Abacus made from avocado stones by Fiona Hallinan
The S. S. Hare
During The Hare Cafe, we invited the researchers behind history website Come Here To Me to Temple Bar Gallery and Studios to present a talk on The Hare, a ship that provided provisions to Irish workers striking in the 1913 Lockout, and which we named the cafe in honour of.
An article from Come Here to Me
On 27 September 1913, the S.S Hare arrived in Dublin from Salford, loaded with food and supplies intended to assist the families of those locked-out by William Martin Murphy and other Dublin employers. This was to be the first of several ships sent to Dublin by the British trade union movement.
The S.S Hare was built in Glasgow in 1886, but was owned by George Lowen of Manchester at the time of the Dublin dispute. Ironically, the Hare was involved in a labour dispute of its own at the time, as the Pomona Docks where the ship sat ready to sail to Dublin was entangled in a dispute involving the right to union recognition. Incredibly, trade union leaders in Manchester convinced the men at the docks to break their own strike temporarily, and, as Padraig Yeates has noted, “a deal was struck: the ship would be released with its return consignment of empty Guinness tasks, provided it also took the food for the city’s strikers. By 5 p.m. on Friday the Hare had left Salford on its historic voyage.”
An enthusiastic crowd greeted the ship in Dublin, and on board were leading British trade unionists, one of whom would inform the crowd that “we recognise that your fight is our fight and we are going to stand by you until it is won.” A journalist with The Irish Times noted that there were varying degrees of poverty evident in the crowd, ranging from “the wan dweller in some noisome tenement” to “the carter’s wide, who had a bonnet as well as a shawl.” Food was distributed to all who had union issued vouchers, though many poor Dubliners without such vouchers gathered too.
What became of the Hare? In December 1917, as the ship was sailing from Manchester to Dublin once more, it was torpedoed and sunk seven miles east of the Kish lighthouse. This attack was carried out by the German submarine, U62. Sadly, twelve lives were lost in this attack. Five of those killed were born in Dublin.
3-in-1 at The Hare cafe. Clockwise from top left to right, at Centre Culturel Irlandais, Paris, photo by Roseanne Lynch, at TBG+S, photo by Rincy Koshi, at Irish Museum of Modern Art, photo by Joanne Cronin, at Centre Culturel Irlandais, Paris, photo by Roseanne Lynch.

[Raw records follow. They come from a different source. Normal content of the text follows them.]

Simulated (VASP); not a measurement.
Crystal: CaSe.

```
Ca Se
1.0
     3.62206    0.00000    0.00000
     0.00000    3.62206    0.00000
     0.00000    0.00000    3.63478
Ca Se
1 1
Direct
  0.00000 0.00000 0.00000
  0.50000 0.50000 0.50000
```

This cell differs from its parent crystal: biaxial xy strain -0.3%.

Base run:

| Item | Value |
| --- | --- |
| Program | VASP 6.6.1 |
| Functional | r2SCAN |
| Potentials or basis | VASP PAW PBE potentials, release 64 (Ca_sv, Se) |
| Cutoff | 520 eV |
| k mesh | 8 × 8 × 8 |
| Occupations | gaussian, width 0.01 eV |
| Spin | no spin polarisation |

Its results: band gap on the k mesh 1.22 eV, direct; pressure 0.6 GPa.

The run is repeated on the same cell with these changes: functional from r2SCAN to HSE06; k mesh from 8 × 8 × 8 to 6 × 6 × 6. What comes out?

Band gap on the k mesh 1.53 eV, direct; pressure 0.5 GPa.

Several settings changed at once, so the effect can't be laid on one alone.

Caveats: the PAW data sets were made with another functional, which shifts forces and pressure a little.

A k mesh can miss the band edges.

The 3-in-1 is the primary dish of The Hare, a board with bread, dips and vegetables. We wanted to make a plate of food that would provide as much substance, excitement and kaleidoscopic colour as possible on a plate, while utilizing the freshest ingredients we could get each day. We worked with number of small producers, growers and suppliers and the menu comprised only one or two things a day.